Sunday, 26 July 2009

The Invisible Minority: Native Americans on American Television Part One


It is a sad fact of the history of network broadcast television in the United States that minorities have not fared well on the small screen. For several years the Ralph J. Bunche Centre conducted a study, entitled Prime Time in Black and White, for African American Studies at the University of California, Los Angeles (UCLA). Its findings for the 2002 television season alone were alarming. The presence of African Americans on television during that season was actually quite large--they accounted for 17% of all TV characters as compared to around 12% of the American population. The presence of Asian Americans on television had improved considerably from past years; at the time 3% of all television characters were Asian Americans, as compared to 4% of the population. That having been said, other minorities did not fare so well. While 13% of the American population at the time was Hispanic, only 3% of all characters on television were Hispanic. As to Native Americans, out of 3656 characters not one was Native American, despite the fact that 0.8% of the American population is Native (here I must stress that this does not count those who are part Native).

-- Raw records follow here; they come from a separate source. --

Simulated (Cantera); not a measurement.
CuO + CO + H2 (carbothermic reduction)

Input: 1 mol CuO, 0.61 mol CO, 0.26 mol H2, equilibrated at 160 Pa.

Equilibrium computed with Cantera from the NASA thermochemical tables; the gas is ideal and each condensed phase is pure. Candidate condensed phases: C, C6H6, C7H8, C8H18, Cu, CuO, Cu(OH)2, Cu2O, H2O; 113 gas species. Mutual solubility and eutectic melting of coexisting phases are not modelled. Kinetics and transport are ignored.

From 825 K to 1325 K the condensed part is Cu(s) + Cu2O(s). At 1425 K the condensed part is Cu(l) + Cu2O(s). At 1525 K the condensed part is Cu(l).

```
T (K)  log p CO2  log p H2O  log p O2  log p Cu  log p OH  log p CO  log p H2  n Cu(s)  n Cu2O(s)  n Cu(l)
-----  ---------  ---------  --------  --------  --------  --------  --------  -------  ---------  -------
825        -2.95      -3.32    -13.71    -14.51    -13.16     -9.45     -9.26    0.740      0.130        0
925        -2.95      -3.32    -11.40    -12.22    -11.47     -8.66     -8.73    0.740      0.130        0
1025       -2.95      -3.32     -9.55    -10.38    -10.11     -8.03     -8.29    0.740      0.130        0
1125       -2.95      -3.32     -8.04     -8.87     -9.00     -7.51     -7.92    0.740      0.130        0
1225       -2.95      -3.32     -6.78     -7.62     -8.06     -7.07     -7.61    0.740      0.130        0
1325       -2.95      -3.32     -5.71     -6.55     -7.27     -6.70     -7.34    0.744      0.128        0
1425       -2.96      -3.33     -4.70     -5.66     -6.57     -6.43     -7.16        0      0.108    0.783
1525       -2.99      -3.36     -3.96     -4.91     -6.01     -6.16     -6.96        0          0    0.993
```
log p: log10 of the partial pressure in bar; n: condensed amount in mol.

Sadly, in some respects the results of Prime Time in Black and White is not surprising given the history of minorities on American network broadcast television. African Americans were a rarity on network broadcast television in the Fifties and Sixties. Even when they became more commonplace in the Seventies, many African American characters were still outright stereotypes. After The Goldbergs left the air in 1956, Jewish characters were non-existent on American network broadcast television until the debut of Barney Miller in 1975. They are now much more common (Ziva David on NCIS, Lisa Cuddy and James Wilson on House, John Munch on Law and Order: SVU, and the entire Eppes family on Numb3rs, among others, are all Jewish). Sadly, Hispanic characters are still a rarity on American network television; in fact, the only ones that come to my mind are the characters on CSI: Miami. This is particularly disappointing given the fact that while Hispanics make up 48.5% of the total population of Los Angeles, I cannot think of any Hispanic characters currently on television set in that city. As to Native Americans, except for John Redcorn on King of the Hill (which was on the air in 2002--I guess Prime Time in Black and White must have missed him), there simply do not seem to be any.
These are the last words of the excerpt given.